If you have evaluated your needs and have concluded that you need to subscribe to a VPN service, you need to consider and evaluate a few different providers to ensure you choose the one that is best suited to meet your requirements, before you get tied in on a contract.
As with any service, you’ll find a whole host of providers on the internet that promise unmatched security and anonymity, but not all providers deliver on that promise. Furthermore, the more features and services a provider offers, the higher there fee is going to be, and you might not even need all the features they have to offer. Therefore, we’ll provide you with an outline of what to look for when in the market for a VPN service provider.
Below we have outlined a few factors you should consider when evaluating a VPN service provider, and determine the extent to which the information they have provided satisfies each of the factors. This will help you sift the good from the bad, leaving you with an ideal provider for your needs.
The quality of a provider’s VPN service can be determined by the protocol they support, as not every protocol is as effective and secure as the other. The protocol you should look for and give preference to is OpenVPN as it allows for minimal processing overheads while assuring security.
The protocol that you would want to avoid is PPTP. Since technology has evolved quite rapidly over the past couple of decades, PPTP has become considerably redundant as it is riddled with security flaws and employs weak encryption. It might cost you a lot less than a service that employs OpenVPN and is sufficient to get the job done if you want to secure regular browsing activity at a cafe, but we wouldn’t put much stock in it if you’re looking to secure sensitive data.

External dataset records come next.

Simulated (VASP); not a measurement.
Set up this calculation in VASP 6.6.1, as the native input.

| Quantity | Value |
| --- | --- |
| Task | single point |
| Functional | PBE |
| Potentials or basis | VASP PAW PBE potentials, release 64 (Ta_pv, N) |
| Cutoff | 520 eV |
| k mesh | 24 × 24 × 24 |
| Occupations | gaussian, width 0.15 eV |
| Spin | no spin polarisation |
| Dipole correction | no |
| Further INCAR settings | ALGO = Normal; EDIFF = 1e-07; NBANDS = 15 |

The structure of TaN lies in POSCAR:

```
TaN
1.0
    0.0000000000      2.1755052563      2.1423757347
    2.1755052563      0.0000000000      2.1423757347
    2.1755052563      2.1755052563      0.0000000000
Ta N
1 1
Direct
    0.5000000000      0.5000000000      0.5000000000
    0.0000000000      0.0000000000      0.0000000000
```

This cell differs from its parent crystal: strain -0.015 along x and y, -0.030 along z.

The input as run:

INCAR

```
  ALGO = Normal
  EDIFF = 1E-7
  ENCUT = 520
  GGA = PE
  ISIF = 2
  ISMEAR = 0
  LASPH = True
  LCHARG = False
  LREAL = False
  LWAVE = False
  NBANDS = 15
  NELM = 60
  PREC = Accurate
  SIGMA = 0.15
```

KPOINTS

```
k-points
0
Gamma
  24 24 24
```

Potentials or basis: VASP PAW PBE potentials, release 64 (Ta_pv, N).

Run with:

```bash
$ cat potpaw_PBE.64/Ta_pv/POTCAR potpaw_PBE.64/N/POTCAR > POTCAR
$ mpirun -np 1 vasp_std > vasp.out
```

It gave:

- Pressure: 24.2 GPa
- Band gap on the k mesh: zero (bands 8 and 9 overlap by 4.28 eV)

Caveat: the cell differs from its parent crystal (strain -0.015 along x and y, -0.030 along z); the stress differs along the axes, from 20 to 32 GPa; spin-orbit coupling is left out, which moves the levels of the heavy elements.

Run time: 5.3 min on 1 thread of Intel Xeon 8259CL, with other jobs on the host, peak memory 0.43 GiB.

A level up from PPTP is L2TP/IPsec, which certainly provides better security than its predecessor but doesn’t match up to OpenVPN due to slow speeds and the absence of open security audits that OpenVPN incorporates.
In a nutshell, what we’re trying to say is that, OpenVPN is the protocol you should be looking for, and any provider that offers it clears the first test.
Number of servers and locations
Where in the world the VPN provider has most of their exit servers is an important consideration if you’re looking for geo-shifting features in addition to securing your online activity. For example, being a resident of the US, if you want to spoof your location to that in another country for, let’s say, file-sharing purposes to avoid being ground under a copyright legislature, a VPN provider with most of their exit nodes within the country isn’t going to be of any use to you.
Considering how popular and widely used VPN services have become, a good provider will offer hundreds of evenly spread servers, at the very least, in different countries across the globe. Therefore, any provider that fails to offer an abundance of servers in several countries should be rules out by default.
Another important consideration, and this comes into play in circumstances like you trying to avoid prosecution by the local government, is to check which country the VPN provider operates out of. You would be wise to avoid a provider with their base of operations in your country or a country friendly to yours. No particular legislations obligate a provider to reveal any user information, but if you want to cover all loopholes, this would be a good consideration.
Maximum concurrent downloads
Unless you’re overenthusiastic about downloading, you’ll only download one thing at a time to avail the best speed, so you may be think considering the provider’s concurrent download limit shouldn’t be very important. But it will be if you’re setting up VPN on more than one device, or on the router for the entire household, in which case many people may be using it at the same time, and the amount of concurrent connections your provider allows will become an important factor.
If you’re not the only person that will be using the VPN service, or if you have multiple devices you’ll be setting it up on, you should consider a provider that offers at least 3 concurrent connections, or more based on the number of devices and the number of people that will be using the service.
Connection, bandwidth, and service limitations
Internet Service Providers are in the habit of throttling connection for a number of reasons on a number of occasions, which is a primary reason why people get a VPN service in the first place. So, if you are paying your broadband bill and the VPN service charge on top of that, you don’t have need for a VPN service that will act like your ISP and throttle your connection every now and then.
Many VPN providers won’t mention it clearly on their services or information page if they throttle connections, or it will be hidden somewhere in the fine print, so it’s always a good idea to have a look on forums and search on google to discover what people are saying about it and get more information.
There was a time when you used to purchase movies and music on CDs but in today’s time when everything is being streamed online, you’ll be surprised how quickly all the videos, movies, and music you stream eat through your bandwidth. Which is why you need to consider providers that won’t limit your bandwidth to a nominal amount.
Payment methods accepted
Chances are this won’t be an important consideration if your needs for a VPN service are pretty basic and unobjectionable, like securing your browsing activity against snooping to prevent identity theft, or to route your traffic back to your home country if you’re away. You should be perfectly okay paying with your credit card or PayPal and won’t have much use for anonymous payment methods.
If, on the other hand, your use for a VPN service is to have complete anonymity or avoid persecution by the government, you’ll be a bit more careful when considering a VPN provider and select one that offers anonymous payment methods like cryptocurrency, bitcoin, or gift cards.
A majority of VPN providers today acknowledge the needs of the user and have set up systems to accept gift cards from major retailers, which can be exchanged for VPN credit. This is particularly helpful as it will allow you to purchase a gift card from a supported retailer in cash, and then redeem it for credit on the VPN provider’s website, leaving no credit card or personal information trail.